Andrea Stultiens research project Reframing PJU among awarded projects of the Idea Generator (NWA-IDG)
Stultiens project, together with 36 other projects, is awarded with 50.000 euros to further investigate the idea for one year. This funding comes from the Idea Generator program of the Dutch National Research Agenda (NWA)
Reframing PJU
Reframing PJU is a contribution to current discussions on the decolonisation of museum collections and the development of experimental qualitative research methods. It is an attempt to contribute to nuanced understandings of African pasts and presents. This is, in this case, done through engagements with photographs and film footage produced by Dutch amateur anthropologist Paul Julien (1901-2001).
These photographs were produced between 1932 and 1962 during the last decades of colonisation of large parts of the African continent. They were produced in relation to now outdated methods of research. Some of them have been published with texts that use a problematic language to speak about others. However, dismissing the photographs for these, in themselves troubling, reasons seems to only be an easy way out.
What if a picture offers an unexpected window to a past that is not so easily accessible? What if your ancestor, who you did not see before, appears on a photograph? What can we learn from connecting particular presents to pasts documented by this particular traveller?
With this research new information and contexts are added to Julien’s photographs and films that is part of the collection of the Nederlands Fotomuseum in Rotterdam. This is done through collaborations with people who have a direct connection with what is shown on the footage.
Partners in this project are: Bridging Humanities / Prof. Dr. Mirjam de Bruin, KABK and the Nederlands Fotomuseum in Rotterdam.

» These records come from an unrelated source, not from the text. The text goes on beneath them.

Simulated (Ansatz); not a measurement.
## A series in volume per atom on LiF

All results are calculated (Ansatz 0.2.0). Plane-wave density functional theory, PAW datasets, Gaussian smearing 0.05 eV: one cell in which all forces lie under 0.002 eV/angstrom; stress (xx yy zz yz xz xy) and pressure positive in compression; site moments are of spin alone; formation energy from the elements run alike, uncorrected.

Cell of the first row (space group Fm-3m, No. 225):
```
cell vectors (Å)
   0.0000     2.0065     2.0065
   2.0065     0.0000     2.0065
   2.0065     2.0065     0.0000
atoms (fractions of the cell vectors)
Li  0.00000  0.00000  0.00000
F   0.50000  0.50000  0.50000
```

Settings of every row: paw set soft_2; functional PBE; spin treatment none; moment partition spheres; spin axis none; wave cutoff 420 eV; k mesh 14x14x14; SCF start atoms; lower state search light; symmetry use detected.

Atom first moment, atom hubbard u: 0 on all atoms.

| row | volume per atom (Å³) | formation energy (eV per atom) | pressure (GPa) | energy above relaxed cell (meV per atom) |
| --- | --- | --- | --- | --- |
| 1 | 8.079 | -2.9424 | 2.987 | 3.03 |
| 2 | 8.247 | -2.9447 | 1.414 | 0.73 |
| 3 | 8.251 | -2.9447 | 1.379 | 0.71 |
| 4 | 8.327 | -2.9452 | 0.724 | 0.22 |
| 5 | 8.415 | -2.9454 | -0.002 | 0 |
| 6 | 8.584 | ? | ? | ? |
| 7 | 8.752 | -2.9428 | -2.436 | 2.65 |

Read more about Reframing PJU
Andrea Stultiens
Initially trained as a photographer (BFA, MFA, MA) at several universities in the Netherlands, Andrea finalised a PhD ‘in and through the arts’ at Leiden University in November 2018. Her dissertation consists of 8 artist books – each focusing on a particular collection of photographs encountered in Uganda -, numerous exhibitions related to these books, and a thesis. She now uses her artistic practice as a research method to activate informal and formal ‘archives’ in order to investigate the historical and contemporary ‘image’ of particular realities on the African continent and the photographic practices that ‘made them’. The actions that are part of her practice range from producing and distributing photographs to initiating various modes of collective making, and discursive writing.
While Andrea continues to engage with photographs in and from Uganda, among others to make a follow up to The Kaddu Wasswa Archive, her main focus is at the moment the activation of self-made anthropologist Paul Julien (NL, 1901-2001)’s legacy.
NWA Idea Generator (NWA-IDG)
(Young) Researchers from the entire public knowledge chain were invited to submit research proposals for small projects with a high-risk-high-gain focus and with a potential for societal impact.